From Acadian to Cajun: Part 11 – The Ones That Didn’t Make it

It’s time to finish up my Acadian to Cajun series that I wrote throughout the year 2020.  I’ve covered all of the lines of my family that came to Louisiana from Acadie.  I’ve learned a lot while writing this series.  Before I started doing the research, I only knew that my family lines had been deported to Maryland and France.  I discovered that other family lines were deported to Connecticut, Pennsylvania, Virginia, and Massachusetts.  Some other family members had made their way to Ile St. Jean which was under French rule until 1758.  From those places, they made their way to England, France, and St. Domingue (Haiti) before arriving in Louisiana –  if they survived long enough. 

It’s time to talk about the ones that didn’t make it.  Obviously the ones that I descend from that didn’t make it were adults who had children already.  I didn’t talk about all of the family members who were affected by the Grand Derangement in the original installments.  Either I didn’t know about them or I didn’t want to overly complicate the stories at the time.  But they deserve a mention.

Installment 1 was about the extended families of Augustin Landry and Marie Madeleine Babin.

From Installment 1 of my Acadian to Cajun series, I’ve already talked about Pierre Landry.  He was the father of Augustin Landry who brought his family to Louisiana by way of Upper Marlboro, Maryland.  I talked about him in my post about Landry Grandfathers.  Augustin’s wife was Marie Magdelena Babin and her mother was Marguerite Bourg.  I talked about Marguerite in Installment 10.  But I didn’t talk about  Marguerite’s father Alexandre Bourg who was still alive at the time of the Grand Derangement. 

Can you imagine your whole life turning upside down  at the age of 84?  That’s what happened to Alexandre.  He moved to Ile St. Jean sometime in the early 1750s.  He was living with his daughter Anne and her husband Joseph LeBlanc in 1752 in Port Toulouse.  He somehow escaped being Exiled after the fall of Louisbourg in 1758.  He had been a royal notary for many years, so he may have still had some political connections on both the French and English sides of the conflict.  He was 87 years old at the time.  He was 89 years old when he died in 1760 in Richiboucton, New Brunswick, Canada.

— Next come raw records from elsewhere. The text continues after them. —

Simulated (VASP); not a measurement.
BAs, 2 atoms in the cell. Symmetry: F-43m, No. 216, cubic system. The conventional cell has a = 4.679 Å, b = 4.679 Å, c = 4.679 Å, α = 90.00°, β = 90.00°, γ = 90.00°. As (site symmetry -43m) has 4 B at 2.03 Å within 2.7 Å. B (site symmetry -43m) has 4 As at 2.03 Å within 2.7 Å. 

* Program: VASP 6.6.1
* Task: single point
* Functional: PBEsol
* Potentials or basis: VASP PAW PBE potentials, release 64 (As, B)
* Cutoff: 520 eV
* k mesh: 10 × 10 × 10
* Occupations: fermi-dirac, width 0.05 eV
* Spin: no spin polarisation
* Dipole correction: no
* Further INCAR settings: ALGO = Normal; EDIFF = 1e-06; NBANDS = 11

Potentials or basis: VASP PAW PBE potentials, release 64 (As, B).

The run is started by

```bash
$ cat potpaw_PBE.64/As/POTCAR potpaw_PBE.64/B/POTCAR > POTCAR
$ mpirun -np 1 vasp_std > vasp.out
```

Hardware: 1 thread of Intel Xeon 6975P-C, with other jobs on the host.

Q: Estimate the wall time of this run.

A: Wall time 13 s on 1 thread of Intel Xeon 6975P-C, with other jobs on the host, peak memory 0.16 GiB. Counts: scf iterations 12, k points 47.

Installment 2 covered the family of Antoine Breau and Marguerite Landry. Antoine’s mother Claire Trahan is listed below him. I could find no information about the ancestors of Marguerite Landry.

In Installment 2, I talked about the Charles Breaux family who was Exiled to Port Tobacco, Maryland, in 1755.  Charles died in Port Tobacco sometime around between 1763 and 1765.  His wife Claire Trahan made it to Louisiana where she lived a short while.  Claire’s mother was Marie Helene Pellerin and she was alive in 1755, but she was living in Ile St. Jean which was still under French rule.  She died August 27, 1756, at the age of 87.  She was my 7x great grandmother.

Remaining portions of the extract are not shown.